Why A Balanced Budget Amendment is Necessary

Member Group : Lincoln Institute

The recent debt ceiling debate, and its ostensible resolution in the Budget Control Act of 2011, was a spectacle of dysfunctionality. There was only one genuine solution proposed during the entire process, and that was Cut, Cap and Balance. The "Cut" part of the plan referred to immediate cuts in FY 2012.

The "Cap" part outlined a gradual reduction over ten years in the overall ratio of federal spending to our total economic output, or GDP. For sixty years after the end of World War II, it has been about 18 to 20 percent, regardless of economic cycles. And the "Balance" part of the plan referred to Congressional passage of a Balanced Budget Amendment, which would then take a few years to go through the state ratification process, and then five more years after ratification before it took effect.
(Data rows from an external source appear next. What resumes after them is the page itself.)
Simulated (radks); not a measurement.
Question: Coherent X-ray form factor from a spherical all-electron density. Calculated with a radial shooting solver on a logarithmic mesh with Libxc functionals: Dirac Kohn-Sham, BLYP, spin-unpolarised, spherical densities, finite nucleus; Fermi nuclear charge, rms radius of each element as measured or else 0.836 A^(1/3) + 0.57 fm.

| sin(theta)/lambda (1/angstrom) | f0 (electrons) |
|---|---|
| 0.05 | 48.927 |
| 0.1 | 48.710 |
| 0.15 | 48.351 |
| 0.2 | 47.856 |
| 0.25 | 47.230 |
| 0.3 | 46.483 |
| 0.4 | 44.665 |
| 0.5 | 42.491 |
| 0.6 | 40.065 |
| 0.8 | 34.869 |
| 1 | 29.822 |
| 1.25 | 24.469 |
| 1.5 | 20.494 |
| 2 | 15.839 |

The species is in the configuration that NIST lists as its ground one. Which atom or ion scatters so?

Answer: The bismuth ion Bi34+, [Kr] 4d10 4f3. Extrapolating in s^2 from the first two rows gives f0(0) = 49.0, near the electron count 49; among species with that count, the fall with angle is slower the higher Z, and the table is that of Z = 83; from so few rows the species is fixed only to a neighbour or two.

Cut Cap and Balance thus has a short-term element, a mid-term element and a long-term element. Citigroup’s global finance unit reported on the various plans and proposals being circulated before the final plan was adopted, and indicated that Cut Cap and Balance alone satisfied the stated concerns of the ratings agencies. In other words, they implied that had the Congress adopted Cut Cap and Balance, the subsequent credit downgrade by Standard and Poor’s could have been avoided.

The primary reason why Cut Cap and Balance was judged superior to all the other plans being proposed at that time was its inclusion of a Balanced Budget Amendment. The short-term and mid-term elements were soundly constructed and well-received by the global finance experts, but only the long-term solution of a Balanced Budget Amendment provided the kind of structural change that would return us to sustainable patterns of spending and borrowing. In an unintentionally accurate bit of sarcasm, Presidential spokesman Jay Carney said "The balanced budget amendment would be basically an admission by Congress that they can’t do anything, right? And that’s not true, as these discussions that we’re engaged in right now show." Carney also said the proposed amendment is "not good for the economy, (and) it doesn’t answer the problem." Hmm? I would argue just the opposite: Congress in fact showed clearly that it was unable to solve the problem when it simply kicked the deficit reduction task to a new super-committee. And how on earth is it bad for the economy to be in balance? It’s good for an economy to have receipts and outlays in balance, whether we’re talking about the economy of a family, a company, a city, a state or the federal government. In fact, it’s the only condition that is sustainable!

So, Let Freedom Ring and several other conservative groups will work together over the next year or two to support the enactment and ratification of a Balanced Budget Amendment to the United States Constitution. The time is right. The American public understands, accepts the need for and supports a Balanced Budget Amendment, even if the President and his Press Secretary are in denial. We like the version that was introduced in the Senate by Senators Lee, Hatch, Toomey and Paul, and in the House by Representatives Walsh and Goodlatte. It includes two important restraints beyond the basic requirement that expenses must not exceed revenues: a super-majority for raising taxes, and a Constitutional cap on federal spending as a percentage of the total economy, with common-sense exceptions for war and genuine national emergencies. There’s also a bogus Balanced Budget Amendment proposal being floated in the Senate by Senator Mark Udall, and that needs to be exposed for the fraud that it is – something that this commentary will address in the weeks ahead.

The Budget Control Act requires that a vote on a Balanced Budget Amendment must be taken by both House and Senate between October 1 and the end of the year, but it doesn’t say what kind of BBA it should be. We will.